PDF Parsing with Typescript

Jacob_SE · July 15, 2024, 1:06pm

I’ve attempted to parse PDFs using libraries like pdf-parse , pdf-lib , pdfjs-dist , and pdf2json . Although there are no errors in my code, I encounter a compilation error with the following result.

Does anybody knows the way of extracting text from PDF file with typescript?

{
“errorCode”: “INVALID_ARGUMENT”,
“errorInstanceId”: “64fd8be1-c243-4308-9a12-7bfcdd073cb8”,
“errorName”: “Functions:CompileFailed”,
“parameters”: {
“stdout”: “[object Object]\n[object Object]\n[object Object]\n[object Object]”,
“stderr”: “”
}
}

After logging, I found that the error occurs in the following code line:

const data = await pdfParse(buffer);

mport { Attachment, Function, Integer } from "@foundry/functions-api";
import * as pdfParse from "pdf-parse";
import { isUint8Array } from "util/types";

export class PdfToTextConverter {
    @Function()
    public async convertPdfToText(attachment: Attachment): Promise<Integer> {
        try {
            // Read the PDF file from the attachment
            const blob = await attachment.readAsync();
            
            // Convert the Blob to an ArrayBuffer
            const arrayBuffer = await blob.arrayBuffer();
            console.log(arrayBuffer);
            const buffer = Buffer.from(arrayBuffer);
            console.log(buffer);
                        
            // Use pdf-parse to extract text from the PDF
            const data = await pdfParse(buffer);
            console.log(data);
            // The extracted text is in the 'text' property of the data object
            const extractedText = data.text;
            console.log(extractedText);

            return arrayBuffer.byteLength;
        } catch (error) {
            console.error("Error converting PDF to text:", error);
            throw new Error("Failed to convert PDF to text");
        }
    }
}

ivy · December 16, 2024, 6:56pm

Hi Jacob, did you ever figure out what the issue was? I’m running into something similar using pfd-parse

Jacob_SE · December 23, 2024, 8:51am

I’ve had extensive discussions with Palantir engineers earlier this year, and we suspect that there might be a library crash in the TypeScript function in Palantir.

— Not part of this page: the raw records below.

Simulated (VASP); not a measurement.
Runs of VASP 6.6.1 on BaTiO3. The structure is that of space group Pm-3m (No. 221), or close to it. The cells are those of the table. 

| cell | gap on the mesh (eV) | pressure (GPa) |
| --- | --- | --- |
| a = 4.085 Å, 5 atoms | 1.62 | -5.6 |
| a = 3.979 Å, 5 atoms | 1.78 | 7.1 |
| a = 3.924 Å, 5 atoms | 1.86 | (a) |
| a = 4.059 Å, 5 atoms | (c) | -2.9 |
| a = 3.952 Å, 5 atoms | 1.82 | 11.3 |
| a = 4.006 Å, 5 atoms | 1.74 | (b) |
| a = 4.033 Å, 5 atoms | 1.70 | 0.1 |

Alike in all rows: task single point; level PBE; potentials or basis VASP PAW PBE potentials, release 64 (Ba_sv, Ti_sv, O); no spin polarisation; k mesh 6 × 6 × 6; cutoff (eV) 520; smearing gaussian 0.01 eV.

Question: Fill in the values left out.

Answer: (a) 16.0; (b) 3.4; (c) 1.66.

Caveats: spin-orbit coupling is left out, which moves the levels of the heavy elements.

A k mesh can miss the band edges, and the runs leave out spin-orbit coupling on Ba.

However, I believe that the Python function will work if the issue is indeed related to the TypeScript library.

arukavina · December 24, 2024, 12:42pm

Hi @Jacob_SE , please check this post for Python Functions out. That should show how to efficiently extract text from PDF files using Python functions if TypeScript code is giving you issues: Parsing PDF Blob with pdfjs-dist

Let me know if it worked